The committee's approval included some amendments to the original bill, such as implementation by 2022 instead of the original 2020 date and a wage increase for tipped workers of $5 an hour by 2020 instead of $15 by 2025.
Mayor Stephanie Rawlings-Blake has committed to sign the wage increase into law following a council approval, which would add Baltimore to a list of cities and states setting minimum wage to the $15 bench mark. In June, Washington D.C.'s lawmakers unanimously passed a similar bill. They are the latest place to do so along with San Francisco, Seattle, New York state, and California.
Despite this national momentum toward $15 dollars an hour for low-wage workers, Ricarra Jones, a political organizer with 1199 SEIU, America's largest healthcare union, says she is "cautiously optimistic" about next week's vote.
"We are hearing from folks that are struggling every day trying to keep their head above water," Jones says. "We hope that the council has been hearing these stories. We hope they will vote to raise the minimum wage to $15 an hour."
Jones says her caution lies specifically with City Council President Bernard C. "Jack" Young.
"Even though he stood with the nursing home workers, casino workers, and teachers across this city and said he supports the $15 minimum wage, he has since changed his position," she says. "He said he wouldn't vote for anything over $11.50 and that he was tired of Baltimore being a leader with these types of issues."

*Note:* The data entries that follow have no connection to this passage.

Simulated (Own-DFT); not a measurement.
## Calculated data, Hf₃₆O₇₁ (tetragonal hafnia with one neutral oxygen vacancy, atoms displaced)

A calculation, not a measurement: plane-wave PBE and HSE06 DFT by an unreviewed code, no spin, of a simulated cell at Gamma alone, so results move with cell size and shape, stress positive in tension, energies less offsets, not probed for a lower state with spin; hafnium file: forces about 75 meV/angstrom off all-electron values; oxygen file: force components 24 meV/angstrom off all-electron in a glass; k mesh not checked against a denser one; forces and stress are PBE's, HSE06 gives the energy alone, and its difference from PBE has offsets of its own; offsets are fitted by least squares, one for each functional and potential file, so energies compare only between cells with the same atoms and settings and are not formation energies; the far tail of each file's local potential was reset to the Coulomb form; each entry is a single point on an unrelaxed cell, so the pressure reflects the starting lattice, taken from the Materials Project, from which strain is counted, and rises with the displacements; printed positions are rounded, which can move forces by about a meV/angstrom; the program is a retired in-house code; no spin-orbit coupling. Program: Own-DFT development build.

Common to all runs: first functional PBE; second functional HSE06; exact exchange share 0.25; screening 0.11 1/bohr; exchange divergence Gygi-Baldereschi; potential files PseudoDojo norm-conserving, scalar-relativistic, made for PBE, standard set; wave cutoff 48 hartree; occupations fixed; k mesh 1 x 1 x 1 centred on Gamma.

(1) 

The City Paper left several messages with Young's office but was unable to speak with him.
A May article in the Baltimore Business Journal article told of Young sharing a four-hour flight with Target corporation executives while they discussed the wage increase bill and the general economic welfare of Baltimore.
"They said that the $15 per hour is going to hurt the city of Baltimore. They asked me to try to figure it out. Maybe now is not the time for us to be doing this," Young told the Baltimore Business Journal.
However, Councilman Brandon Scott of District 2, a proponent of the bill, believes the opposite.
"If we pass this bill we will show a few things: It will show the city is not operating with business as usual and also being at the forefront of change," Scott says. "So many have been left behind for so long. The way that is most visible is the amount they are being paid. Baltimore can be a part of a growing groups of cities and counties across the country leading that."
In addition to Target, the lobbying firm Harris Jones & Malone (they declined to name the companies they are representing), Wendy's franchisee Davco, and representatives from the restaurant and hotel lobbies have actively opposed the minimum wage bill.
Maryland's hourly minimum is currently $8.75 as of July 1, and is already scheduled to raise incrementally once in 2017, to $9.25, and again in 2018, where it will stay at $10.10 and hour. This will leave the state's minimum wage higher than the federal minimum wage of $7.25.